Statement of Teaching Philosophy

When it comes to technology, I am an unashamed early adopter. I know about new software months before it’s released, manage my own server of twenty websites, and constantly install and experiment with open-source content management systems. My commitment to innovation has become one of the hallmarks of my teaching, because using cutting-edge digital tools allows me to do what I do best: help students make connections between theory and practice.

In my English senior seminar, “Technology, Rhetoric, and Professional Communication,” my students and I spent the semester interrogating information and communication technologies using the technologies themselves. For instance, as we discussed convergence media and online privacy issues, I asked students to create accounts on the social bookmarking site Delicious.com, then add links to online information that was relevant to our class discussions. Because all the links were automatically aggregated on the class website, students used what their classmates posted as a jumping-off point for their individual research projects and in our class discussions. In another technical communication course, I gave a digital tweak to a traditional technical writing assignment and had students use Instructables.com to create and upload instructions that blended text and annotated photos; within days, 100 percent of the students had received comments from readers outside the class. In other multimodal composition and communication classes, my students have uploaded “kinetic text” videos to YouTube; created their own topic-specific micro–social networking sites on Ning.com; and made web-based mix tapes in an exploration of the parallels between arranging mix-tape songs and composing traditional academic essays.

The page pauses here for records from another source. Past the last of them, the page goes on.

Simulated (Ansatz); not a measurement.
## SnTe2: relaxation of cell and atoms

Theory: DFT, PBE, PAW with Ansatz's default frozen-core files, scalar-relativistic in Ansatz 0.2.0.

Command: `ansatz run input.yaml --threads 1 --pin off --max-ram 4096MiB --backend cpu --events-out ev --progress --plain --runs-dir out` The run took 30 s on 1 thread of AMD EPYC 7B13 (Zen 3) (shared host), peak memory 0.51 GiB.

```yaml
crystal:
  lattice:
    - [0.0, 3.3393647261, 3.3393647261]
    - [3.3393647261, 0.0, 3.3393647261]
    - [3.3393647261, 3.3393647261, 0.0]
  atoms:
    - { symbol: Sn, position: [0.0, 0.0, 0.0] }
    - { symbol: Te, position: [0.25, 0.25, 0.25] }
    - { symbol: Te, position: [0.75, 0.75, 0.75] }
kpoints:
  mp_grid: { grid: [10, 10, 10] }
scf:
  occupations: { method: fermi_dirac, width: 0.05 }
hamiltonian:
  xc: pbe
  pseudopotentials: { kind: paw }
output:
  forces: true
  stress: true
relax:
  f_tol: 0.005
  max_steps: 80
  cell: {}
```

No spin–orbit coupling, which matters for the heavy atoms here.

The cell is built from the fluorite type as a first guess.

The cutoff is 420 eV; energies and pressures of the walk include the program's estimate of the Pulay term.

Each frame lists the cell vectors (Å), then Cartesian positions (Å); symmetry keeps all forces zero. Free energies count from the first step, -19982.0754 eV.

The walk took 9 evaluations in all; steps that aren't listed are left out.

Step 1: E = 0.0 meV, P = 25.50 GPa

Of course, technology can never replace an engaged — and engaging — teacher. It’s merely one valuable tool. Several other core principles guide my pedagogy.

Community

The best learning takes place in an environment where students feel respected not only by their instructor but by their peers. I try to help students get to know each other, which can be as simple as devoting time during the first few weeks of the semester to learning one another’s names. I also make a point of assigning frequent collaborative projects that require students to develop and sign group contracts before they begin their work.

Transparency

Students benefit from knowing what goes into developing and evaluating assignments. Not only do I present clear grading criteria, I often work with students to create them. On the first day of class, I show my students the grade spread from the past several semesters — my attempt to make plain that not everyone gets an A. I also subscribe to the notion of radical transparency about myself as a teacher. I upload all of my past teaching performance evaluations to my website, so students can use them as a guide as they decide whether to enroll in one of my courses.

Service Learning

Rhetoric and composition courses provide the perfect opportunity for service-learning assignments that motivate students with genuine communication challenges rather than fictitious scenarios. In a business communication class, I asked students to identify and solve communication problems in their own workplaces. One student, who helps his father manage the family farm, created a visual quick-start guide of instructions for operating the new GPS navigation system on their John Deere tractor. In a report and proposal writing class, a nontraditional student from a nearby small town persuaded her group members to write a grant application for funds to build a new park along a popular hiking trail. The students integrated a multimedia video into the PowerPoint presentation they developed for class and eventually submitted a revised version of their proposal to a charitable foundation. The project was funded, and the park was built. When students can take their knowledge beyond the classroom, applying the skills and new paradigms they’ve learned to the workplace and to their other studies, I know my teaching is having an impact.

Mutual Expectations

I ask a lot of my students, but I also give a lot in an attempt to foster a sense of mutual commitment. It is not enough for my students to know that I have high expectations for them; they need to see evidence that I am genuinely committed their success. At the end of each semester, I extend an offer to all my students that my door will continue to be open to them as they work on résumés, electronic portfolios, and graduate school and job applications. When I taught a paired section of honors first-year composition with Dr. Don Payne, I saw that despite his tremendous workload, he spent countless hours outside of class working with students on individual projects and helping them adjust to university life. The experience strengthened my commitment to teaching and provided a glimpse of what I hope to be doing twenty years from now. It also inspired me to give more to that class, for which I was given the university’s Honors Teaching Award, a distinction that had never before been awarded to a graduate student instead of a faculty member.

Multimodality

A multimodal environment is the natural backdrop to my student-centered teaching. For the two years that I held an assistantship as the instructional technology coordinator of ISUComm, Iowa State’s communication-across-the-curriculum program, my mantra as I worked with faculty members and other graduate students was “Try one new thing.” I have taken that dictum as my own, and I am always eager to experiment with new technologies, new assignments, and new courses. I worked with a faculty member and another graduate student to redevelop the curriculum for English 213, “Computers and the Study of English,” and was the pilot instructor to teach the new curriculum and assess its success. During my graduate work, I have pursued every available opportunity to increase the breadth and depth of my teaching experience. I have taught courses in traditional classrooms and in computer labs; have worked with remedial freshmen, honors students, and graduating seniors; and despite the increased demands on my time, have volunteered to teach a new course every semester. Over the course of my graduate career I have taught nine different courses and developed original syllabi for all but one of these.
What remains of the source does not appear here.